TORONTO -- Losing focus on the road during simple tasks is far too easy, according to preliminary results of a joint U.S.-Canadian study of driver eye movements.
Researchers are finding that drivers who tuned a car radio to a specific station took their eyes off the road 12 times in 15 seconds and spent more time looking at the instrument panel than through the windshield. More troubling, cell phone users tend to fix their gaze on the pavement just in front of the car for the duration of an entire call.
'They aren't even looking at the car in front of them,' said Christina Brown, an ergonomist in the road safety and motor vehicle regulation section of Transport Canada, which is conducting the research. The study is being carried out in collaboration with the U.S. National Highway Traffic Safety Administration.
Brown said the Eye-Tracker study data will help government officials and automakers understand how drivers deal with visual distractions.

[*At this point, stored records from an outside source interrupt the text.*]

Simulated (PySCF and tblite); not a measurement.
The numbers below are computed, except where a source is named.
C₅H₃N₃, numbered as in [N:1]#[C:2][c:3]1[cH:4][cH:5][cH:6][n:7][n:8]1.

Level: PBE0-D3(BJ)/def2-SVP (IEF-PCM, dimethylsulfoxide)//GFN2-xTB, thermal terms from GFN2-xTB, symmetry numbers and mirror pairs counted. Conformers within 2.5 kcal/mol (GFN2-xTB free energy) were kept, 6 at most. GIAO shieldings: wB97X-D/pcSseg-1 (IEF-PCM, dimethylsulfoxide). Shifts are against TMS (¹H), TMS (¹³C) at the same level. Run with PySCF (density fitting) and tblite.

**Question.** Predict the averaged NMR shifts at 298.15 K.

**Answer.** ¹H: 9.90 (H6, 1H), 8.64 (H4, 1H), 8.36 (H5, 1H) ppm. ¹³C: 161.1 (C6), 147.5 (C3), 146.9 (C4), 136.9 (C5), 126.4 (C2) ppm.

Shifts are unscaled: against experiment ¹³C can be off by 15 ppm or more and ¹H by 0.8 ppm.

In the study, a driver wears a headband fitted with a tiny camera. The camera tracks the movement of the driver's pupils and marks the eyes' focus point on a video image of what can be seen through the windshield.
The study found that an undistracted driver concentrated on traffic far ahead, with occasional glances at rear-view mirrors, dashboard gauges and traffic signs.
But images of the radio-tuning task showed the driver not only was looking away from the windshield but was not focusing as keenly when he looked back to the road. Brown said that drivers' focus seems to drop below the horizon, taking in only objects close to the car, as they concentrate on in-car activities..
PHONERS' FOCUS CHANGES
'We found that when someone is driving without any distractions, they look above the horizon,' Brown said. 'When you give them a cell phone to use, the focus point goes down very close to the front of the car. They spend a lot of time just stuck there.'
Brown's is not the only research on driver vision and distraction these days. The subject is a key issue for vehicle component producers as more and more visual and audio distractions are built into high-tech vehicles.
At Nissan Motor Co., designers are questioning where they should position visual components, such as the displays for in-car navigation systems. Nissan is discovering that drivers are able to cope with screens that require downward glances of from 10 to 30 degrees but begin losing lane control when they need to look down more sharply than that..
Yasushi Kikuchi, a Nissan human factors engineer, said tests indicate that drivers normally see a range of critical objects at the center of an oval of vision. They can react to street signs, signals or pedestrians if they see them in the periphery of the oval. When drivers have to look down at a shallow angle to focus on an in-car system, they continue to react to critical objects on the road ahead of them.
But when the angle is sharper than 30 degrees downward, that vision oval no longer overlaps the crucial area of the road.
Using this information, Nissan has begun incorporating a pop-up screen in the center of the instrument panel cover for its navigation system.